No idea if this technique actually works but, I can now properly set -4s with an appropriate PSI. I had previously bled the system multiple times with multiple syringes but was still unable to set the -4s.

Hope this helps someone. It is a GREAT tool once it is setup!!!
 
Love my Numatx

I have one of these too. I use 60psi for -3’s and 80psi for -4’s. I haven’t had any issue with it and do not do any shimming or adjustments for different rivets other than the air pressure setting. It’s a pleasure to use and I would buy it again without hesitation.

As others have said, it’s possible you have air in the system - due to its compressibility vs hydraulic fluid, the slightest amount will drop the final pressure. Do try reperforming the full bleeding process to be done during the initial setup. I did that initially and haven’t touched it for maintenance since putting it into service thousands of rivets ago.
 
It is hard to bleed the system effectively. I was getting fluid leaking past the threads of the lower port even though it was only loosened around 1/4 turn. A little Teflon tape on the threads solved that problem.

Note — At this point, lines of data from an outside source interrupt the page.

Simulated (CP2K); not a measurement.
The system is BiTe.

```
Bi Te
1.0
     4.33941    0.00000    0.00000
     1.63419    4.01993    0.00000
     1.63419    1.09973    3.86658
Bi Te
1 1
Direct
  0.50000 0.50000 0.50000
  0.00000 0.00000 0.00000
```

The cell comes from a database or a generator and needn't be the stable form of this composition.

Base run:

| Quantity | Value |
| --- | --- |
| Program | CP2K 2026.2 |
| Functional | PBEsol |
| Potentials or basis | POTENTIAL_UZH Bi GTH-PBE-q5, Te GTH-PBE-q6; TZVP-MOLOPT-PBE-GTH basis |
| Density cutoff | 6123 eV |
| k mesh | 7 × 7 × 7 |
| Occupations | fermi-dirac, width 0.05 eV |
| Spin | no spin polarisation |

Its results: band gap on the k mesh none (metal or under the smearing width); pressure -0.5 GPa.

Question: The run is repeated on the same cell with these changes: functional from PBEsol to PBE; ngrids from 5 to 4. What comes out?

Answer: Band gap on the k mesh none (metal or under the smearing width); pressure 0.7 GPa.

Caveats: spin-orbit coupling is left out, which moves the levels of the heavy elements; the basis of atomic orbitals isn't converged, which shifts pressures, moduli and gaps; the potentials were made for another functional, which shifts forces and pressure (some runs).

A trick for bleeding is to use a longer tube at the top port and submerge it in a cup partially filled with fluid. That will allow you to occasionally draw fluid back into the syringe. For some reason i found that air gets trapped near the lower port. The suction also seams more effective in removing air. Keep doing a combination of pushing and pulling fluid through the system until there is no air and then a few syringes more. It takes a while and is messy.